Say "hello" to Matthias Küntzel. Küntzel is, perhaps, the world's foremost expert on the connections to, and influence of, the Nazi regime to the rise of the Radical Jihad and the Muslim Brotherhood.
Of all the various taboos within progressive-left discourse (and there are many, many things that one is not allowed to discuss among progressives) a big one is not just the history of Islamism (or the Radical Jihad, as I call it) but even the movement, itself, is to be entirely ignored. As I like to say, your average progressive wouldn't acknowledge the Radical Jihad if he was on his hands and knees, blindfolded in some basement in Karachi.
Below is a relatively brief excerpt from a longer piece entitled Hitler's Legacy: Islamic antisemitism and the impact of the Muslim Brotherhood.
If you want to understand the Muslim Brotherhood, which is a genocidal Jew-hating organization, this is a good place to start.
Oh, and by the way, this is the organization currently coming into power in Egypt that the Obama administration would have you believe is both secular and moderate.
Such a claim is entirely false. It is a lie:
"Despite common misconceptions, Islamism was born not during the 1960s but during the 1930s. Its rise was inspired not by the failure of Nasserism but by the rise of Fascism and of Nazism.
It was the Organization of the Muslim Brotherhood, founded in 1928 in Egypt, that established Islamism as a mass movement. The significance of the Brotherhood to Islamism is comparable to that of the Bolshevik party to communism: It was and remains to this day the ideological reference point and organizational core for all later Islamist groups, including al-Qaeda and Hamas or the group around Sidique Khan.

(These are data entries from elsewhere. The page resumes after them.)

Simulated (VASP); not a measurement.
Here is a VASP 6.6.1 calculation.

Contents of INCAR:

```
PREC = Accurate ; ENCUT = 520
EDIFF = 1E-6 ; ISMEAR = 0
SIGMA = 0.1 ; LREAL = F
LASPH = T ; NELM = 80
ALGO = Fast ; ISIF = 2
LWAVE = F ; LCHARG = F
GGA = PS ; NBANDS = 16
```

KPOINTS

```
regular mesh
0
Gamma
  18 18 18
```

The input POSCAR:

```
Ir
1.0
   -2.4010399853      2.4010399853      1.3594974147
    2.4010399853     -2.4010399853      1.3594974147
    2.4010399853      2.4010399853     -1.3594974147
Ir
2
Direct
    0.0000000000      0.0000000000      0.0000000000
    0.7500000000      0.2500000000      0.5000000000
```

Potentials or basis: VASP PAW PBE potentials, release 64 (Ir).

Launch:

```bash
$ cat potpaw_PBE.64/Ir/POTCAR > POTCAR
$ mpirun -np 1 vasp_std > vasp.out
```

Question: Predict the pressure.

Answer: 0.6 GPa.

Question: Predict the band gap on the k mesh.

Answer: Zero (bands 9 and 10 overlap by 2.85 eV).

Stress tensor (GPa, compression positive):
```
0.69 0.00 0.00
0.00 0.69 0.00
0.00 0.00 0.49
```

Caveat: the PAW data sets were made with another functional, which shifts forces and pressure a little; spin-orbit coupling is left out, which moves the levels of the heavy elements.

It is true that British colonial policy produced Islamism, insofar as Islamism viewed itself as a resistance movement against “cultural modernity.” Their “liberation struggle”, however, had more in common with the “liberation struggle” of the Nazis than with any kind of progressive movement.
Thus, the Brotherhood advocated the replacement of Parliamentarianism by an “organic” state order based on the Caliphate. It demanded the abolition of interest and profit in favour of a forcibly imposed community of interests between capital and labour.
At the forefront of the Brotherhood’s efforts lay the struggle against all the sensual and “materialistic” temptations of the capitalist and communist world. At the tender age of 13, the pubescent al-Banna had founded a “Society for the Prevention of the Forbidden” and this is in essence what the Brothers were and are – a community of male zealots, whose primary concern is to prevent all the sensual and sexual sins forbidden according to their interpretation of the Koran. Their signature was most clearly apparent when they periodically reduced their local night clubs, brothels and cinemas – constantly identified with Jewish influence – to ashes.
Gripped by this phobia, the Society of Muslim Brothers, from the day of its foundation, provided a haven for any man dedicated to the restoration of male supremacy. At the very time when the liberation of women from the inferiority decreed by Islam was gradually getting under way the Muslim Brotherhood set itself up as the rallying point for the restoration of patriarchal domination.
It was on the one hand a conservative religious movement: For al-Banna, only a return to orthodox Islam could pave the way for an end to the intolerable conditions and humiliations of Muslims and newly establish the righteous Islamic order. It was at the same time a revolutionary political movement and as such in many respects a trailblazer. The Brotherhood was the first Islamic organization to put down roots in the cities and to organize a mass movement able in 1948 to muster one million people in Egypt alone. It was a populist and activist, not an elitist movement and it was the first movement that systematically set about building a kind of “Islamist international.”
The Islamists’ answer to everything was the call for a new order based on sharia. But the Brotherhood’s jihad was not directed primarily against the British. Rather, it focused almost exclusively on Zionism and the Jews. Membership in the Brotherhood shot up from 800 to 200,000 between 1936 and 1938. In those two years the Brotherhood conducted only one major campaign in Egypt, a campaign directed against Zionism and the Jews."